To DITA or not to DITA: That’s a Good Question – Part 1

Well, that is one question to ask, certainly. There has been a lot of discussion during the past week on the Content Strategy Google group about the last post (DITA: Not Just for Technical Content), which leads to the question: how do you know when DITA (Darwin Information Typing Architecture) is the right standard for the job? With thanks to Noz, Rick, Mark, and Karen, who all asked provocative questions and/or made provocative declarations that led to this topic, a big thank you.

Examining this issue is sure to be of a length that will span two posts. The first aspect is about content authoring processes, and the second aspect is about production points for content manipulation, and how to decide when DITA is the right fit.

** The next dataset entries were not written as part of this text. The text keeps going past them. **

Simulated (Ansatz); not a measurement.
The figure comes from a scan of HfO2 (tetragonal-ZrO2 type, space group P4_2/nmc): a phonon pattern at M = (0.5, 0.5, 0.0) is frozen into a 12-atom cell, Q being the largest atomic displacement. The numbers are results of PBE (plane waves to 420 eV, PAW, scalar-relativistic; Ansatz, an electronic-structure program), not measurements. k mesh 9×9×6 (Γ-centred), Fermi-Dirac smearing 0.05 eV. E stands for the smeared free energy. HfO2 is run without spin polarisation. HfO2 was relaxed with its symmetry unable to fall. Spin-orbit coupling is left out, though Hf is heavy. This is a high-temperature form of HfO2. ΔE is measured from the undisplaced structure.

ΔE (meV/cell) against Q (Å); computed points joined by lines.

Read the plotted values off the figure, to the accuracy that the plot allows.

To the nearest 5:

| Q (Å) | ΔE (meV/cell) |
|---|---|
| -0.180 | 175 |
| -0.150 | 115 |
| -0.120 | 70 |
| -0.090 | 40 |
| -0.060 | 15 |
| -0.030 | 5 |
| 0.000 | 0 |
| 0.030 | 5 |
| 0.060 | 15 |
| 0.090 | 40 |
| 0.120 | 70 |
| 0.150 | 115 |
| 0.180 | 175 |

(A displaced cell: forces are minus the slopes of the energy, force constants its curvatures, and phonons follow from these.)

How authors work vs how systems publish

In a Web CMS, authoring and publishing is done in a single system. There is a tight relationship between authoring and publishing, that is a variation on the following theme:

Web workflow

In the minds of many, the stage where “associated content” (sometimes called components or related articles or something similar) is added, these are seen as content re-use. It is content re-use, in the Web world. Karen McGrane’s example was articles on Paleo diets. You may have several trending articles about Paleo, and you want to associate existing articles as “related articles”, or you may want to pull together a selection of articles into an ebook. (We’ll get to that scenario a little later.)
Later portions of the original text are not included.